Edwardian lady with her bike

I leave you with this forceful argument about the very nature of woman and an interesting counterpoint to Rudyard Kipling's famous poem.

If, after four or five generations of freer choice and wider life, woman still persists in confining her steps to the narrow grooves where they have hitherto been compelled to walk; if she claims no life of her own, if she has no interests outside her home, if love, marriage and maternity is still her all in all; if she is still in spite of equal education, of emulation and respect, the inferior of man in brain capacity and mental independence; if she still evinces a marked preference for disagreeable and monotonous forms of labour, for which she is paid at the lowest possible rate; if she still attaches higher value to the lifting of a top hat than to the liberty to direct her own life; if she is still untouched by public spirit, still unable to produce an art and a literature that is individual and sincere; if she is still servile, imitative, pliant – then, when those four or five generations have passed, the male half of humanity will have a perfect right to declare that woman is what he has always believed and desired her to be, that she is the chattel, the domestic animal, the matron or the mistress, that her subjection is a subjection enjoined by natural law, that her inferiority to himself is an ordained and inevitable inferiority. Then he will have that right, but not till then.
From Marriage as a Trade (1909) by Cicely Hamilton

As an after note, knitters may find the following poem interesting, although I do not entirely agree with the sentiment, it reminded me of Kate Davies' posts about images of knitting.
Oh it's you that have the luck, out there in blood and muck:
    You were born beneath a kindly star;
All we dreamt, I and you, you can really go and do,
    And I can't, the way things are.
In a trench you are sitting, while I am knitting
    A hopeless sock that never gets done.
Well, here's luck, my dear – and you've got it, no fear;
    But for me... a war is poor fun.
Rose Macaulay, 1915

Saturday, 24 May 2014

A Set For A Special Baby


I like knitting brightly coloured clothing for babies and I think this yarn is truly excellent for baby clothing.  It is Aire Valley DK, a 75% British wool, 25% nylon blend from West Yorkshire Spinners, soft, washable and excellent value; I could see myself using this for many more baby knits in the future.  The pattern is the classic Baby Surprise Jacket by British born, American ground breaking knitter Elizabeth Zimmermann.  As you knit the jacket looks nothing like a garment, but a neat piece of folding and two short seams later it has magically transformed itself, the closest knitting gets to origami.  This yarn is just right for showing off the mitres in the pattern - Elizabeth Zimmermann adored mitred corners - and it has made a cosy, colourful jacket, without being utterly overwhelming (to me anyhow).
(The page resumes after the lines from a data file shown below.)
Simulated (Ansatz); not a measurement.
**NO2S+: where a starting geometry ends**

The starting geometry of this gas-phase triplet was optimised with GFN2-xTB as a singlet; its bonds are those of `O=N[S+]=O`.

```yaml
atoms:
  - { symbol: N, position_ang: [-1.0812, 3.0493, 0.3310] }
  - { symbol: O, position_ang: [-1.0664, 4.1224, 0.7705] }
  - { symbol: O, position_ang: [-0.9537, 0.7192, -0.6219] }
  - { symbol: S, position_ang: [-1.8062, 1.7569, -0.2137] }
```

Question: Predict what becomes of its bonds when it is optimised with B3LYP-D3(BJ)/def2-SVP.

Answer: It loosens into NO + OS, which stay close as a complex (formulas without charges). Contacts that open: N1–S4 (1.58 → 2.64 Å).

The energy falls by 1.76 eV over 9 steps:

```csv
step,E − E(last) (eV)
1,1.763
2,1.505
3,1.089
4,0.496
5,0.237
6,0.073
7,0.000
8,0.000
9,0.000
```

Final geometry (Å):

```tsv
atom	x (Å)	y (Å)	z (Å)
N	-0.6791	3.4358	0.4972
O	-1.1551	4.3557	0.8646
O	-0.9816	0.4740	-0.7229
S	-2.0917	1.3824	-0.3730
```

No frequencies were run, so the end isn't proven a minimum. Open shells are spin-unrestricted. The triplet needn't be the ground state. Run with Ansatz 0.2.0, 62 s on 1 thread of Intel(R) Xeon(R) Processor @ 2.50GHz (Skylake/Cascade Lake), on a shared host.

To go with the jacket I made the matching bootees and bonnet, which are less startlingly made but still fun knits, I will be interested to see how well the bootees fit and crucially stay on because that seems to be the crux of the matter with baby footwear.  I would recommend these patterns, the jacket is available as a separate pattern from School House Press and in the UK from the Knitting Parlour and Knit'n'Caboodle does kits.  All three patterns appear in her book The Opinionated Knitter, well worth the price, like all her books it is an enjoyable read in its own right as well as containing lots of useful information and great patterns.  School House Press have recently brought out a more detailed version of the pattern too, for those who find the original writing style a little short on detail.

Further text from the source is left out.